Diagonal and Symmetric Matrices

A few shapes of matrix are so well-behaved they get their own names. Two will matter most for what's ahead.

A diagonal matrix has non-zero entries only on the main diagonal: \begin{bmatrix} a & 0 \\ 0 & d \end{bmatrix}. It does the simplest possible thing to a vector — scales the first component by a and the second by d, each axis stretched on its own, with no mixing.

A symmetric matrix equals its own transpose, A = A^{\mathsf{T}} — it's a mirror image across the diagonal, so a_{ij} = a_{ji}. For example \begin{bmatrix} 3 & 2 \\ 2 & 5 \end{bmatrix}.

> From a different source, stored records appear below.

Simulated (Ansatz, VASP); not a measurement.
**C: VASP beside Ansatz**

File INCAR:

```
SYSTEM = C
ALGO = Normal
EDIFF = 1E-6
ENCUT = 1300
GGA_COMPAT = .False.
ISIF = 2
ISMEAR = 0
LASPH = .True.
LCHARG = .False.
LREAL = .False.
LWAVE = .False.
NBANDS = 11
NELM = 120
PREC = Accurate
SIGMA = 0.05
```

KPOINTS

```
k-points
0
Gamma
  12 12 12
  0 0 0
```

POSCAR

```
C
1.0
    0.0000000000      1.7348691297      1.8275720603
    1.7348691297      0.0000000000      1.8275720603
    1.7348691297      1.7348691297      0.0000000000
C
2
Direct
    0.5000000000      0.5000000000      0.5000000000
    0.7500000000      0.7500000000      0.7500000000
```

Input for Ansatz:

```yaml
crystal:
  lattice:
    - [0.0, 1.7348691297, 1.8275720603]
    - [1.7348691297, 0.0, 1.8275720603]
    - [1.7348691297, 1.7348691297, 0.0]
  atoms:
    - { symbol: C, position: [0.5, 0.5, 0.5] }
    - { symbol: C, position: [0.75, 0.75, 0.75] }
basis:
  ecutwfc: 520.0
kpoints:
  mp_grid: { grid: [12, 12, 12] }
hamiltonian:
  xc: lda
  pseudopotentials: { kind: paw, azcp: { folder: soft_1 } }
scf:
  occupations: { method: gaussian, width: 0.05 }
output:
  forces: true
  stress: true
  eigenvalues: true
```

A diagonal matrix stretches the axes

Watch a diagonal matrix act on the unit square. Slider a stretches it horizontally, slider d vertically — and the square stays a neat rectangle, because the axes never mix. That clean, independent stretching is exactly why diagonal matrices are the easiest of all to work with.

Why we hunt for these

Diagonal matrices are trivial to compute with — multiplying, powering and inverting all come almost for free. So a recurring dream in linear algebra is to make a matrix look diagonal by choosing the right basis; that's diagonalization. Symmetric matrices are the heroes there: they can always be diagonalized, by a set of perpendicular axes — the fact that makes principal component analysis work.